On May 8, 2024 Paytm’s share price hit a nadir of 317.45 Indian rupees (INR), equivalent to US$3.80. The Indian fintech giant’s stock has fallen about 54% in value over the past year and 79% since its November 2021 IPO.

While India’s fintech market remains full of low-hanging fruit, and Paytm still has time to get back on the right track, it is undeniable that one of the subcontinent’s most prominent fintech companies faces some serious challenges. Fundamental questions exist about the viability of its business model, especially with the demise of its payments bank and its inability to reach profitability after 15 years of operation.

Lending Travails

Ever since its investors got cold feet about growth-first development – and all the cash that was being burned – Paytm has been scrambling to prove it has a viable business model that in the long term can ensure profitability. Integral to the company’s strategy is lending because of its high margins. While Paytm does not have the requisite licenses to directly provide loans to customers, it can do so through its network of banking partners.

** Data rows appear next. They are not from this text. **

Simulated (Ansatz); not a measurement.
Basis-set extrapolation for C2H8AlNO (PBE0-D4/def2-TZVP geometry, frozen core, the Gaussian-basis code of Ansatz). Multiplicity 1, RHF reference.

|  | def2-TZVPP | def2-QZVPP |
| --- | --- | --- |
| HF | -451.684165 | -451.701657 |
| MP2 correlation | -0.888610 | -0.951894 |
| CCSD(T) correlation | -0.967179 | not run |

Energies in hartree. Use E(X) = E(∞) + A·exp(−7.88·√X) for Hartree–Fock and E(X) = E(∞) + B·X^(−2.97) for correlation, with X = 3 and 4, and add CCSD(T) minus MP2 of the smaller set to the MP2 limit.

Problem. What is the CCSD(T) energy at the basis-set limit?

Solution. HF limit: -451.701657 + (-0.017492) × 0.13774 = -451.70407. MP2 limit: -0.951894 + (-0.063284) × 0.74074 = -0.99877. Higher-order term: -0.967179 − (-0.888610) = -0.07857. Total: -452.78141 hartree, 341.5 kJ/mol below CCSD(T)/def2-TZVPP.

Paytm’s trouble with loans started in December when the Reserve Bank of India (RBI) tightened rules on consumer lending. At the time, Paytm said it would reduce sub-50,000-rupee (about US$600) loans but increase its portfolio of high-ticket personal and commercial loans. Paytm said that it expected a 40%-50% drop in volume of loans it issues through post-paid product, but a minimal impact on revenue growth.

Analysts were not convinced. Goldman Sachs
Goldman Sachs
said at the time that Paytm would not swing to a profit until the 2025-26 fiscal year. Previously, the investment bank expected Paytm would be profitable in the 2024-2025 fiscal year.

Meanwhile, earlier this week, Paytm refuted reports that suggesting that its lending partners had invoked loan guarantees provided by the company due to customer repayment defaults. Paytm said that it does not offer loan guarantees to its lending partners, adding in a statement that “claims about invoking loan guarantees due to repayment defaults by our partnered lenders are inaccurate.”

Leadership Shake-Up

Another sign of the ongoing challenges at Paytm is the shuffling of the company’s leadership. In a May 4 statement, the Indian fintech giant said that it is expanding its leadership team to build “a large and profitable payment and financial services distribution business.” To that end, Paytm said that that its president and chief operating officer Bhavesh Gupta, who had been overseeing payments and lending, had resigned to move to an advisory position. The company said Gupta is taking a career break “for personal reasons.” It is unclear who will replace him.

Gupta has not mentioned if the debacle with Paytm Payments Bank had anything to do with his departure, but it is hard to believe the two issues are unrelated. After all, he was in charge of payments.

Meanwhile, Rakesh Singh was recently appointed as head of Paytm Money Ltd, the fintech giant’s wealth management subsidiary. Singh is a financial services sector veteran who previously served as CEO of the stock broking business at Fisdom and has held key management positions with ICICI Securities and Standard Chartered Bank.

There have been several other notable management changes at Paytm in recent months. In January, Paytm Payments Bank’s MD and CEO Surinder Chawla resigned, while founder and CEO Vijay Shekhar Sharma stepped down as the non-executive chairman of the bank’s board in February. In March, Paytm’s senior vice president of business Praveen Sharma left the company.

Upcoming Earnings

To be sure, there are still reasons to be optimistic about Paytm’s future. In quarter ended Dec. 2023, Paytm posted an operating profit – which the company defines as core profit before cost of employee stock options – for the fifth consecutive quarter. The figure was 2.19 billion INR, a significant improvement over 310 million INR during the same period a year earlier. Consolidated revenue, meanwhile, increased 38% to 28.5 billion rupees, with its payments business contributing 61% to the total.

However, Paytm posted those numbers before the RBI’s new lending restriction and the implosion of its payments bank. It is likely that the company’s performance in the March quarter will reflect these negative developments.

Paytm usually reports its earnings for the March quarter in May (last year it reported them on May 5), though it has yet to announce a date for 2024. Given the travails of recent months, investors will be looking for some reasons to be optimistic about its path to profitability when it does.